Depositors Insurance Company v. Hall's Restaurant, Inc.
MEMORANDUM AND ORDER re: 25 First MOTION for Daubert Hearing To Exclude Certain Opinion Testimony of Michael Presson filed by Defendant Hall's Restaurant, Inc.; motion is DENIED. Signed by District Judge Stephen N. Limbaugh, Jr on 3/26/14. (CSG)
UNITED STATES DISTRICT COURT
EASTERN DISTRICT OF MISSOURI
DEPOSITORS INSURANCE COMPANY,
HALL’S RESTAURANT, INC.,
Case No. 4:12CV1717 SNLJ
MEMORANDUM AND ORDER
Plaintiff Depositors Insurance Company filed this declaratory judgment action
seeking a determination of whether defendant is entitled to insurance coverage under a
fire loss policy issued by plaintiff. This matter is before the Court on Defendant’s
Daubert Motion to Exclude Certain Opinion Testimony of Michael Presson (ECF #25).
The motion has been briefed and is ready for disposition. For the reasons set forth below,
defendant’s motion will be denied.
On March 19, 2012, a fire occurred at Hall’s Restaurant in Ellington, Missouri.
Following the fire, defendant presented a claim to plaintiff under a commercial property
insurance policy seeking to recover insurance benefits for the fire damage. After an
investigation of the claim, plaintiff denied coverage on the grounds that the fire was
intentionally set by, or at the direction of, a representative of defendant. Plaintiff filed the
instant action seeking a judicial determination of the rights and obligations of the parties
to the insurance contract.
In making its claim decision, plaintiff relied in part on a report prepared by
Michael Presson, a certified fire investigator employed by Pyr-Tech, Inc. Plaintiff
retained Presson to conduct an origin and cause investigation of the Hall’s Restaurant
fire. Presson conducted a detailed investigation and concluded that the cause of the fire
was the deliberate application of an ignitable liquid, which was ignited by an open flame.
Presson sent a report to plaintiff outlining his investigative work, his opinions and
conclusions, and the bases for same.
In conducting his investigation of the Hall’s Restaurant fire, Presson conducted a
detailed examination of the fire scene. He documented the fire scene through
photographs and a diagram. He removed debris in order to view burn and char patterns.

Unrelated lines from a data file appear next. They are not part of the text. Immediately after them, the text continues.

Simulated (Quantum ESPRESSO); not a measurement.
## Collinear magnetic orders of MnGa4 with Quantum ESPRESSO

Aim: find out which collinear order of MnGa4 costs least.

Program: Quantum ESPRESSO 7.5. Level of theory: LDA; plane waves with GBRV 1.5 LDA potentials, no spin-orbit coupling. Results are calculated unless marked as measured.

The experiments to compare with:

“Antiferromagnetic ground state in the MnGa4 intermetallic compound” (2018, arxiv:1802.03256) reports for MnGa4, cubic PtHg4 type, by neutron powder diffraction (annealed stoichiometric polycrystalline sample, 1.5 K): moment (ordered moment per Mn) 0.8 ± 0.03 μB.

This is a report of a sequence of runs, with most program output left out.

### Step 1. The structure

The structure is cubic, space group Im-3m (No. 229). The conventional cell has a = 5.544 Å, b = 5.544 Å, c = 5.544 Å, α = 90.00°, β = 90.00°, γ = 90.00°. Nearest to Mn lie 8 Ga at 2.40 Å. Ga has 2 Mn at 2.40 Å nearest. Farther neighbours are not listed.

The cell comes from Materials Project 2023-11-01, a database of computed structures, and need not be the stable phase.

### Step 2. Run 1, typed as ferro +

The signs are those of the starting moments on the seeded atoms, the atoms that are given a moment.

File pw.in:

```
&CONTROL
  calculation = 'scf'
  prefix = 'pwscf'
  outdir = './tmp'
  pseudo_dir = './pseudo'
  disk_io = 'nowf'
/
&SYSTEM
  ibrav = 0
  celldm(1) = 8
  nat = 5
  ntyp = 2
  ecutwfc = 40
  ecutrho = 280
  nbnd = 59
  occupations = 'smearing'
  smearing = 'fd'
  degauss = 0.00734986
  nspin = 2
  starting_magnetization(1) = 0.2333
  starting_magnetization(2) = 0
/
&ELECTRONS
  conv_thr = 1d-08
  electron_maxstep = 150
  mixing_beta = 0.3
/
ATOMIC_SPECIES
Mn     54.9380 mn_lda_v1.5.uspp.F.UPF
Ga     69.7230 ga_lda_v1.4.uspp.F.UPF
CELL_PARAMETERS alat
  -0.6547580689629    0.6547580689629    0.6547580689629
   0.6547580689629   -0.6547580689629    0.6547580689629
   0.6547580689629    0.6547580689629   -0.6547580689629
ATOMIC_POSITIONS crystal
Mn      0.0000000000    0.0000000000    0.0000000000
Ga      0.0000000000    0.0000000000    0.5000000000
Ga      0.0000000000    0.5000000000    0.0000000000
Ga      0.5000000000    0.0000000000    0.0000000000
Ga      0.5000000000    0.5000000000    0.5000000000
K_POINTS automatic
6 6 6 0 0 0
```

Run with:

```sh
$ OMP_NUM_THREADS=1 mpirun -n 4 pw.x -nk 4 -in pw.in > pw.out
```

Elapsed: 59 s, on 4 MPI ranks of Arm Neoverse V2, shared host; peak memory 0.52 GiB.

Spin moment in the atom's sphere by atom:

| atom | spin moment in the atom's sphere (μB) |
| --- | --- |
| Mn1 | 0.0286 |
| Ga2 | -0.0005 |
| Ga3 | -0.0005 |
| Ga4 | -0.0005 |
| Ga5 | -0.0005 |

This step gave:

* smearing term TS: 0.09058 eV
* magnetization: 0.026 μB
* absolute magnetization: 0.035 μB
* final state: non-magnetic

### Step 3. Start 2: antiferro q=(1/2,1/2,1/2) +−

He examined the burn and char patterns. He examined smoke damage and fire damage.
He also conducted an interview with the business owner and with an eyewitness who
observed the fire in its early stages. Based on these activities, he identified the area of
fire origin to be at floor level in the center of the main dining room.
After identifying the area of fire origin, Presson conducted a detailed examination
to determine if there was a competent ignition source within the area of fire origin. His
examination did not reveal any competent ignition sources within the area of fire origin.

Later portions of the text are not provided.